What is Going On? Simple Linear Regression

Code
library(plotly)
library(gganimate)
library(knitr)
library(kableExtra)
library(tidybayes)
library(posterior)
library(bayesplot)
library(cmdstanr)
library(tidyverse)

1 Introduction

The goal of this document is to —. We’ll use Model 5 from the simple linear regression example illustrating program blocks.

1.1 Reference

  • This article is great for showing visualizations in a posterior analysis. I’m drawing extremely heavily from that article for this page, and I highly suggest you read it.
  • bayesplot - a package for visualization of Bayesian models

2 Data

Recall the data is of the form \[ y_i = \alpha + \beta x_i + \epsilon_i, \;\;\;\;\;i = 1, \ldots, n, \tag{1}\]

and we used true values \(\alpha = 2\), \(\beta = 3\), and \(\sigma = 6\) to simulate some data:

Code
set.seed(4384836)

n <- 30

alpha <- 2
beta <- 3
sigma <- 6

data <- tibble(x = runif(n, 20, 30)) %>% 
  mutate(y = rnorm(n(), alpha + beta*x, sigma))

data %>% 
  ggplot(aes(x = x, y = y)) +
  geom_point()
Figure 1: Raw data

2.1 Statistical Model

We’ll write down the full statistical model:

\[ \begin{align} Y_i \; | \; \alpha, \beta, \sigma &\sim Normal(\alpha + \beta x_i, \; \sigma) \\ \alpha &\sim Normal(\mu_\alpha, sd_\alpha) \\ \beta &\sim Normal(\mu_\beta, sd_\beta) \\ \sigma &\sim Half-Normal(\mu_\sigma, sd_\sigma) \\ \end{align} \] And we will assume weakly informative priors with hyperparameters as follows:

Table 1: Hyperparameters
Hyperparameter Value
\(\mu_\alpha\) 0
\(sd_\alpha\) 30
\(\mu_\beta\) 0
\(sd_\beta\) 10
\(\mu_\sigma\) 0
\(sd_\sigma\) 15

3 Stan model

Recall the model:

functions{

  vector calculate_mu(real intercept, real slope, vector x){

    vector[num_elements(x)] mu = intercept + slope*x;
    return mu;

  }

}
data{

  int<lower = 1> n;
  array[n] real y;
  vector[n] x;

  real mu_alpha, mu_beta, mu_sigma;
  real<lower = 0> sd_alpha, sd_beta, sd_sigma;

  int<lower = 1> n_pred;
  vector[n_pred] x_pred;

}
parameters{

  real alpha;
  real beta;
  real<lower = 0> sigma;

}
transformed parameters{

  vector[n] mu = calculate_mu(alpha, beta, x);

}
model{

  // Priors
  alpha ~ normal(mu_alpha, sd_alpha);
  beta ~ normal(mu_beta, sd_beta);
  sigma ~ normal(mu_sigma, sd_sigma);

  // Likelihood
  y ~ normal(mu, sigma);

}
generated quantities{

  // PPC - mu is still accessible here, so it doesn't need to be calculated again
  array[n] real y_ppc = normal_rng(mu, sigma);
  
  // Predictions at new points
  vector[n_pred] y_pred_mean = calculate_mu(alpha, beta, x_pred);
  array[n_pred] real y_pred = normal_rng(y_pred_mean, sigma);
  
  // Log-likelihoods of individual observations
  vector[n] log_lik;
  for(i in 1:n){
    log_lik[i] = normal_lpdf(y[i] | mu[i], sigma);
  }

}

4 Fit

Pre-process the data, define your hyperparameters, compile the model, and fit it:

Code
## model <- cmdstan_model("path/to/your/stan/file.stan")

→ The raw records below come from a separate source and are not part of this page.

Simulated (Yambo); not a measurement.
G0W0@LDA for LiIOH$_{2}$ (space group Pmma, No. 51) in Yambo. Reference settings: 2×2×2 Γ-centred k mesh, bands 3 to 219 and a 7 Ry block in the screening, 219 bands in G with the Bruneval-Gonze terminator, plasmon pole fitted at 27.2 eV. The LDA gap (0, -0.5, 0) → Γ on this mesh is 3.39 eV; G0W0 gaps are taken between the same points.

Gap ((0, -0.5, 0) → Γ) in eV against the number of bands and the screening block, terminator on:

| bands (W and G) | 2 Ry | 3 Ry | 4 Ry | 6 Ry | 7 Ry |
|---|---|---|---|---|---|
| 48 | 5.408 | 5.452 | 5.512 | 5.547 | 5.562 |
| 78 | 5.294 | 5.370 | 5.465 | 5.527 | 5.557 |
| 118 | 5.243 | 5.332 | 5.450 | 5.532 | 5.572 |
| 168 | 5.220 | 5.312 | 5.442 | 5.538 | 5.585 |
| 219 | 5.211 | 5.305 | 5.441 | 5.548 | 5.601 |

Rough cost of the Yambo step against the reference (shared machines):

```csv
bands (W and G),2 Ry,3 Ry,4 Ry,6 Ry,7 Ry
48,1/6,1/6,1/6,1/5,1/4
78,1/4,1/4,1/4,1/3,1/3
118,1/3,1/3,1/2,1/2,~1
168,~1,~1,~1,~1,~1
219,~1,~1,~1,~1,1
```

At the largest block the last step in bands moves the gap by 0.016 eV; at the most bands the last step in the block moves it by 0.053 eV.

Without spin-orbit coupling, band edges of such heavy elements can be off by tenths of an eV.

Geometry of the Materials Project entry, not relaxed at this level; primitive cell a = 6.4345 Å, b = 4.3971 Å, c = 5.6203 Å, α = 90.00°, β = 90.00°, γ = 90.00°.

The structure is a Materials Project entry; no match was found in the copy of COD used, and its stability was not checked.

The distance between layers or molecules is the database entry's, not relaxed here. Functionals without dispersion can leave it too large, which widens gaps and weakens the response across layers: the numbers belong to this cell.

# New points at which to predict
x_pred <- seq(20, 30, by = 0.1)

stan_data <- list(n = nrow(data),
                  y = data$y,
                  x = data$x,
                  mu_alpha = 0,
                  sd_alpha = 30,
                  mu_beta = 0,
                  sd_beta = 10,
                  mu_sigma = 0,
                  sd_sigma = 15,
                  n_pred = length(x_pred),
                  x_pred = x_pred)

fit <- model$sample(data = stan_data,
                    seed = 112358,
                    chains = 4,
                    parallel_chains = 4,
                    iter_warmup = 1000,
                    iter_sampling = 1000,
                    adapt_delta = 0.8,
                    refresh = 0,
                    max_treedepth = 10)

5 Posterior Summaries

There is an endless amount of analysis we can do with our (samples from the) posterior distribution. Here we will focus on basic posterior summaries of parameters and predictions. Particularly relevant to this section is the bayesplot vignette on plotting MCMC draws.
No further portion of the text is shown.